Austin’s career has been long and eventful. A veteran of 34 professional fights, his record looks like “Who’s Who in the Heavyweight Division.” His biggest bout was a 2007 title shot against the then IBF belt-holder Vladimir Klitschko. Austin boxed draws with Sultan Ibragimov and Larry Donald, and he scored important wins against DaVarryl Williamson, Andrew Golota, and Owen Beck. In 2010 and 2011, Austin fought WBC Heavyweight Title Eliminator matches against Odlanier Solis and Bermaine Stiverne. Both bouts resulted in defeats, although Austin looked competitive each time.
When asked to reminisce about about his Cleveland roots, Austin says, “Growing up in Cleveland was rough. I’m from the Kinsman area, you know. There were a lot of gangs back then. Lots of street fights. For some reason, I was a trouble magnet. I was known as a big, tough guy, so everyone wanted to beat the piss out of me.” Austin laughs and adds that, “Even on the streets, guys wanted to win the title. That’s probably why they came after me.”

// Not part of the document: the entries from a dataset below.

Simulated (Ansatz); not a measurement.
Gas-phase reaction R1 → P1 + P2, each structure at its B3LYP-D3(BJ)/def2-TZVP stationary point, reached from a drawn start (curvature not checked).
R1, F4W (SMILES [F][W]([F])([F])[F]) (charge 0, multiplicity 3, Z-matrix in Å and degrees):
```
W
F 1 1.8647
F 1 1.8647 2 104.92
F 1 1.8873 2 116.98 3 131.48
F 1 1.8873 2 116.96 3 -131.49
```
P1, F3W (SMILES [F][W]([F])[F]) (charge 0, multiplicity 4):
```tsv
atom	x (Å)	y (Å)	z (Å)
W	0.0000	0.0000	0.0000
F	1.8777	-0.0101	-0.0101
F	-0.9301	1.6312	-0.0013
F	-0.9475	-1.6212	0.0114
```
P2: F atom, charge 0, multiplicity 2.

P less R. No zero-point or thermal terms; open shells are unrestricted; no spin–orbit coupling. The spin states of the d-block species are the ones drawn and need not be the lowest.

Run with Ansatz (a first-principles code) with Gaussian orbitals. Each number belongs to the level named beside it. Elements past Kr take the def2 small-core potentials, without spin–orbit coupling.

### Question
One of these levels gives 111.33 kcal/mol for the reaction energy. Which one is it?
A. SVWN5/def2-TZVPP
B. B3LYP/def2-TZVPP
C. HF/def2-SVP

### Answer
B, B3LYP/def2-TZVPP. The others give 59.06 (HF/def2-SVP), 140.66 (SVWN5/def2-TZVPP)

“I ran into a guy named James Botts,” Austin continues. “He trained me and kept me out of trouble. He had a business outside of town, so he couldn’t be in Cleveland all the time. But he told me to go the Glenville Gym on St. Clair Street. In my first sparring session, I fought a kid who won the Golden Gloves. The other kids in the gym, they tricked me. They told me I was fighting a nobody; they didn’t tell me that he was a Golden Gloves champ. When the bell rang, he hit me first and hurt my jaw. After that, I threw ten punches and put him down. I was a street fighter, so I kept punching him while he was on the floor. Everyone in the gym had to jump in the ring to pull me away.”
It has been 28 years since Austin first entered a boxing gym. Today, he hopes to fight again for the world championship. Tonight’s bout against Ladson is just a tune-up, but it is probably the first of several such matches for Austin. Afterward, another crossroads bout against a world-rated foe is certain. “They say the heavier you are, the harder you fall. I don’t care what you’ve done or who you are. Let’s fight,” he says.